ORANGE — After listening to an outpouring of resident concerns over Town Administrator Diana Schindler’s recommendation to close the armory, selectmen voted in favor of keeping the 100-year-old building in operation.

About 50 people showed up to the Board of Selectmen’s meeting Wednesday night, most of them elders. Nearly all voiced support for continuing to fund the building, which houses voting, senior services and other town and community services.

While several people said the building is under-utilized, it was a hotbed of activity that night as residents and officials strained to hear and speak above the thumping of rollerskating youth and the trumpet blasts of practicing band members.

Many residents spoke passionately about the building, citing a host of nostalgic, historical and practical reasons for keeping it open.

“She’s a lovely lady, let us keep her going,” said Ronald Tellier, one of two new Armory Commission members.

Kim Marshall recalled with emotion how her uncle was deployed into military service from the armory years ago.

Other residents cited the lack of other appropriate spaces in town to house the many services that operate out of the building. May Deane said 27 different activities take place in the armory, “some weekly, some monthly, sometimes only on a yearly basis, but they do take place here.”

Fire Chief Dennis Annear, who was unable to attend the meeting, wrote a letter expressing his concerns about the vital role the building plays as a community shelter. Annear wrote that finding an alternative shelter with comparable space, parking and storage capacity will be extremely difficult. He added the uncertain fate of the building caused Orange to lose out on a grant opportunity, which might have brought in tens of thousands of dollars to enhance emergency management services.

Town Clerk Nancy Blackmer said finding an alternative polling place for the town’s two precincts will be difficult. Voting equipment is also stored in the armory.

But through the course of the evening, a hodgepodge of maintenance needs came to light.

Senior Outreach Worker Tracy Gaudette said she has concerns for the safety of seniors she meets within the building. She said silt falls from the ceiling onto desks and tables, and the building’s ambient temperature varies wildly.

When she has brought these and other issues up to Council on Aging Director and Armory Commission Director, Cliff Fournier, “the answer is always the same: there’s no money.”

Other problems cited include hot-water temperatures insufficient for sanitizing dishes, building code violations, uneven concrete in the entryway and rodents.

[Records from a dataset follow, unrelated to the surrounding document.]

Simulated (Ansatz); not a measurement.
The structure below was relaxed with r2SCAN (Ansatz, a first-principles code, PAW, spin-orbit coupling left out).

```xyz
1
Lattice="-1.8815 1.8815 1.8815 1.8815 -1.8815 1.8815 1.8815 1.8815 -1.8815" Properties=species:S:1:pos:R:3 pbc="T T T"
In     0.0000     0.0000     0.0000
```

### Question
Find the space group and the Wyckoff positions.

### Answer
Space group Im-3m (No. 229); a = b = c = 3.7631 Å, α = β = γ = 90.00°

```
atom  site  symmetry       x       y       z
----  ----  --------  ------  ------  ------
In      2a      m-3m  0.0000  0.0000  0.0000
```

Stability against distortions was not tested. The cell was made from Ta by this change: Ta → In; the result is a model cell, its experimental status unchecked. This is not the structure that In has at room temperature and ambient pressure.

Many of these problems need to be resolved, Schindler pointed out, for the armory to continue as a noontime meals site for elders. Selectmen’s Chairwoman Kathy Reinig said that while some issues may be “small … and housekeeping,” other problems require money to resolve. The building needs attention if it is to remain open, she said.

Several residents suggested the town approach residents in the building trades to see if they can help. Other residents suggested fundraisers, and some stepped forward to volunteer for general cleaning.

Ultimately, the selectmen recommended the Finance Committee put more money into armory expenses to pay for necessary repairs and upgrades.